Running on Google Kubernetes Engine

You can use container execution on Google Kubernetes Engine as a fully managed Kubernetes solution.

Setup

Create your GKE cluster

Follow Google documentation on how to create your GKE cluster. We recommend that you allocate at least 15 GB of memory for each cluster node. More memory may be required if you plan on running very large in-memory recipes.

You’ll be able to configure the memory allocation for each container and per-namespace using multiple container execution configurations.

Prepare your local docker and kubectl commands

Follow Google documentation to make sure that:

  • Your local (on the DSS machine) kubectl command can interact with the cluster. As of July 2018, this implies running gcloud container clusters get-credentials <cluster_id>
  • Your local (on the DSS machine) docker command can successfully push images to the gcr.io repository. As of July 2018, this implies running gcloud auth configure-docker

Create the execution configuration

Build the base image as indicated in Setting up.

In Administration > Settings > Container exec, add a new execution config of type “Kubernetes”

On GKE, there is only a single shared image repository URL, gcr.io. Access control is based on images names. Therefore, the repository URL to use is gcr.io/GCP_project_name

For example, if your GCP project is called my-gke-project, use gcr.io/my-gke-project as the repository URL

You’re now ready to run recipes and models on GKE

Using GPUs

Google Cloud Platform provides GPU-enabled instances with NVidia GPUs. Several steps are required in order to use them for container execution

Build a CUDA-enabled base image

The base image that is built by default (see Setting up) does not have CUDA support and cannot use NVidia GPUs.

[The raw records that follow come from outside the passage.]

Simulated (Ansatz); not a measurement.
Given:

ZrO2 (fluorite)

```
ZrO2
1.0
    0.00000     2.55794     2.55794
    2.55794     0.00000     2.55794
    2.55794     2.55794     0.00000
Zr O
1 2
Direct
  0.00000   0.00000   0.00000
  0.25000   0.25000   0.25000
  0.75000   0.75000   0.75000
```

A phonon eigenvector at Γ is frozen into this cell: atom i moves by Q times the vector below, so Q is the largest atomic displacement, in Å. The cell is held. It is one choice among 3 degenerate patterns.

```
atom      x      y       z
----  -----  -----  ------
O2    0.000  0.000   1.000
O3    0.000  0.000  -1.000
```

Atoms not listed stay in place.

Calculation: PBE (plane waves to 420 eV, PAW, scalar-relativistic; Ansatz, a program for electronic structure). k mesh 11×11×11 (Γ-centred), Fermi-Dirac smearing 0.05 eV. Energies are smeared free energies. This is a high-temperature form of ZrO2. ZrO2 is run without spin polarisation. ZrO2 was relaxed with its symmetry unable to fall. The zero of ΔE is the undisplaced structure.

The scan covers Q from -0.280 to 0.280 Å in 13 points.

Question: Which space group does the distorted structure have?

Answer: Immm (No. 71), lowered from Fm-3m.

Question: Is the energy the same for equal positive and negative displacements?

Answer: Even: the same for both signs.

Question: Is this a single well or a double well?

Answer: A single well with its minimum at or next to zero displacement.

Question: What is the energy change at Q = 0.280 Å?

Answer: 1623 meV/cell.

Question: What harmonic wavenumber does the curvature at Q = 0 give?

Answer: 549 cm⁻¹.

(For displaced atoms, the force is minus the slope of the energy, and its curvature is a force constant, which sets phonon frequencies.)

You need to build a CUDA-enabled base image. We recommend that you give this image a specific tag and keep the default base image “pristine”. We recommend that you add the DSS version number in the image tag.

From the DSS Datadir, run

# -c 1 enables cuda
# -t TAG sets the generated image tag

./bin/dssadmin build-container-exec-base-image -c 1 -t dataiku-exec-base-cuda:X.Y.Z

where X.Y.Z is your DSS version number

Warning

After each upgrade of DSS, you must rebuild all base images

Then create a new container configuration dedicated to running GPU workloads, and in the “Base image tag” field, enter dataiku-exec-base-cuda:X.Y.Z

Note

This image contains CUDA 9.0 and CuDNN 7.0. If you need other CUDA versions, you’ll need to create a custom image. See custom-bhase-images

Create a cluster with GPUs

Follow google documentation for how to create a cluster with GPU accelerators (Note: you can also create a GPU-enabled node group in an existing cluster)

Don’t forget to run the “daemonset” installation procedure. This procedure needs several minutes to complete.

Add a custom reservation

In order for your container execution to be located on nodes with GPU accelerators, and for GKE to configure the CUDA driver on your containers, the corresponding GKE pods must be created with a custom “limit” (in Kubernetes) parlance to indicate that you need a specific type of resource (standard resource types are CPU and Memory)

You must configure this limit in the container execution

  • In the “Custom limits” section, add a new entry with key: nvidia.com/gpu and value: 1 (to request 1 GPU)
  • Don’t forget to add the new entry, save settings

Deploy

You can now deploy your GPU-requiring recipes and models